L.A. city unions push retirement incentives over layoffs

Six employee unions ask Villaraigosa to consider offering early retirements to longtime workers instead of cutting 767 jobs to balance next year’s budget.

Six Los Angeles city employee unions have asked Mayor Antonio Villaraigosa to offer early retirement to thousands of senior city workers, saying such a program could save $177 million annually and avert layoffs over the next year.

With Villaraigosa looking to pare 767 jobs to balance the budget for next year, the Coalition of L.A. Unions circulated a counterproposal that recommends giving financial incentives to as many as 6,000 of the city’s oldest, most highly paid workers.

Under the proposal, eligible employees who agree to leave would receive up to five more years toward their retirement calculation – giving them better pension benefits and a reason to leave right away, said Barbara Maynard, a spokeswoman for the coalition.

Maynard said the move would also allow the mayor to stabilize the budget, which calls for a range of cuts designed to preserve his plan for hiring 1,000 police officers.

Allowing city employees to retire early will allow the city to save critical services like library hours, after-school recreation programs and animal care in the city shelters,” said Maynard, whose group represents 22,000 workers.

Maynard discussed the proposal hours before the City Council’s Budget and Finance Committee was scheduled to go behind closed doors this afternoon to discuss Villaraigosa’s plan for reducing hundreds of jobs and forcing most remaining employees to take six unpaid days off. The furloughs would not apply to police officers, firefighters or most sanitation workers.

Villaraigosa spokesman Matt Szabo said his boss had not made any commitment to the proposal. But he said the mayor is encouraged to see the six employee unions searching for alternatives to budget cuts.

If there are other proposals that would achieve the same amount of savings in real dollars, the mayor would be willing to consider them,” he said.

The union began circulating its proposal Thursday afternoon, just as council members received complaints about the mayor’s plan to cut Sunday library hours, reduce animal shelter hours, slash park maintenance and eliminate Channel 36, a city-owned television station that offers high school sports coverage and other programming.

Although the union initially said the retirement proposal could save $190 million, it downgraded that figure to $177 million this afternoon.

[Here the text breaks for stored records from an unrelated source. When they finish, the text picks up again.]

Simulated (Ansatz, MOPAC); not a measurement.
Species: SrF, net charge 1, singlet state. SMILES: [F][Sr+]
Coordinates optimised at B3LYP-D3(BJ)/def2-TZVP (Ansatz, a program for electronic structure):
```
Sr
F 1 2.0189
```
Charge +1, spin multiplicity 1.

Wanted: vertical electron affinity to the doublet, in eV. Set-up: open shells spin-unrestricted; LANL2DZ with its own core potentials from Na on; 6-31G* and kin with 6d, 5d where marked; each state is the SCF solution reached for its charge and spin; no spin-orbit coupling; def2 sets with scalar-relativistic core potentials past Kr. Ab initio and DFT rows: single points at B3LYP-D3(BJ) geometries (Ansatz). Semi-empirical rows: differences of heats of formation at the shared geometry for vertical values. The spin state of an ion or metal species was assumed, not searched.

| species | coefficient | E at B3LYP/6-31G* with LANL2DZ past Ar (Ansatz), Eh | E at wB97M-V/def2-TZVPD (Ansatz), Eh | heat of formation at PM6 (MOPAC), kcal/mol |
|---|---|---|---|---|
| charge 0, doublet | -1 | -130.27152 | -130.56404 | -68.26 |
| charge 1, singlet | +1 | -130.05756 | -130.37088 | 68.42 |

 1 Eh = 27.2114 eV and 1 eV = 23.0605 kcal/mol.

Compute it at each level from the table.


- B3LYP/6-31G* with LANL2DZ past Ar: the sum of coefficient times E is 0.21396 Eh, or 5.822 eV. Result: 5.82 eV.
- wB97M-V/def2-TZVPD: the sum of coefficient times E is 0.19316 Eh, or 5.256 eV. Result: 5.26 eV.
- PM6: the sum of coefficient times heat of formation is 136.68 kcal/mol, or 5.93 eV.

But while the early retirement proposal would provide immediate relief to the city budget, it would place a heavier burden on the city’s pension fund. A study of a similar city program found that if 30% of eligible workers took early retirement, the pension system would face an additional $500-million liability, according to the coalition’s figures.

Maynard argued that such a change would be minor when compared with the size of the city’s roughly $11-billion pension fund.

The union coalition that proposed the early retirement plan received a five-year package of pay raises from Villaraigosa and the council in December. Those raises are expected to cost the city roughly $255 million by 2012.

If approved, the early retirement plan would target city employees who are over 55 and have at least 10 years of city service or over 50 with 30 years of service, and workers who are five years away from being eligible for retirement.

Councilman Bernard C. Parks, who heads the council’s budget committee, said he is aware of the union’s offer but had not reviewed it in-depth. Parks said he planned first to attend today’s budget meeting, where city officials are expected to spell out the mayor’s process for carrying out job cuts and six days of employee furloughs.

Maynard said she believes the city would be able to spare younger workers from having to take furloughs, which would free up $23 million – much less than her group’s counterproposal. But she acknowledged that an early retirement program would winnow out the city’s most experienced employees.

There’s clearly a lot of institutional knowledge … with workers that have been serving city residents for this long,” she said. “However, they will be retiring in the near future, and we believe in these difficult economic times, it’s better to have them retire now and save front-line city services.”